I’m a sucker for details.
If you’re telling a story around me and I know that something didn’t happen exactly the way you’re telling it, it’s hard for me not to correct you. I will make sure everyone knows that it wasn’t ten monkeys that jumped on your back, but it was only two… (which, in my mind, doesn’t make the story any less cool…but factual).
Because I think the facts matter.
Semantics matter.
And sometimes I have a double standard about this (like, why can’t people know what I’m trying to say without me having to always say exactly what I mean…?)
Recently I’ve been in an ongoing conversation with a friend about hope. Granted, texting and facebook messages aren’t the best way to get your point across or expound upon what you’re trying to say in the most accurate fashion… but I’ve been trying to distinguish between hoping for and hoping in. I think the two are different. Very different.
I hope for a lot of things.
I hope for world peace, for the end of hunger, for no more pain and suffering. I hope for people to be honest, to live with integrity, to love each other well. I hope for good health, for success, for my pants to not get any smaller. I hope for someone to buy my bed before I move, I hope for Felicity to somehow choose Noel in the end, I hope for the last time I eat Nick’s Roast Beef to be just as good as the first time I ate it.
I hope for a lot of things.
And I’m disappointed a lot.
My disappointment often turns to cynicism… no, not because I can’t change the outcome of a television show, but because life isn’t perfect. People aren’t perfect. There is still pain and suffering, and there are still tears left to cry. Life is filled with the unthinkable, the unimaginable… and oftentimes, despair begins to patch up the places where the hope has been crushed.
But somehow I still hope for things. I haven’t lost that. Even on the lowest, darkest days… I still hope for better.
And I think it’s only possible because of what I hope in.

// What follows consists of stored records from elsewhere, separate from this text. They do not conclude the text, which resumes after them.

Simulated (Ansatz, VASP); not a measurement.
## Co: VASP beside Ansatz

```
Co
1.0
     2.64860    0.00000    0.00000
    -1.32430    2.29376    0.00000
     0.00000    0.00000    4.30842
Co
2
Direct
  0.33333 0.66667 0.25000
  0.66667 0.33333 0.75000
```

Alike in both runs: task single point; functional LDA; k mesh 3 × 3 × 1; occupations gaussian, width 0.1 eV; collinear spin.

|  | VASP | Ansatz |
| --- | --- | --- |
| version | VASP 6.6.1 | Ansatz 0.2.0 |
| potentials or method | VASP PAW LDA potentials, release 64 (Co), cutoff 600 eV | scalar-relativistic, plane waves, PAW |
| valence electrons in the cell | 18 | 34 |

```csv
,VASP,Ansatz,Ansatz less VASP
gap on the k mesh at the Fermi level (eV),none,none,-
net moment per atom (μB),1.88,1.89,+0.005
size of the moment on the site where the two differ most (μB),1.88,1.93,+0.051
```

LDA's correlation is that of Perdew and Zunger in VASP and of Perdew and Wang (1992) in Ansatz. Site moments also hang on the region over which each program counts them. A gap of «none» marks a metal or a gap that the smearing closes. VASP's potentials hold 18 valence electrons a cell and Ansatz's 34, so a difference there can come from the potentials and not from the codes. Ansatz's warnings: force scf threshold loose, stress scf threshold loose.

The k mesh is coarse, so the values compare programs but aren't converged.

I hope for a lot of things.
But I hope in One.
Because, at the end of the day, there’s still Jesus. There’s still joy to be found in Him. There’s still ultimate hope that this world is never how it was intended to be. That even when I’m shattered because of how the things I hope for don’t always work out the way I want or the way I think that they should… there’s a greater Someone that I hope in, and because of that, hope can always be restored.
Because Jesus means second chances. Jesus means redemption. Jesus means love. Jesus means that even when nothing makes sense, that there’s still order to the chaos. Jesus means life when I deserve death. Jesus means the lame can walk, the blind can see, the poor are no longer hungry, the broken are made whole. Jesus means that hope is restored.
But it’s not easy.
It’s not always this easy solution to the hard times, to the crushing blows on my ideals, to the disappointment when people (including myself) fail again and again and again. But it’s still there. The reminder that what I hope in…who I hope in…doesn’t change, even if what I hope for doesn’t always manifest itself in the way I deem most fitting.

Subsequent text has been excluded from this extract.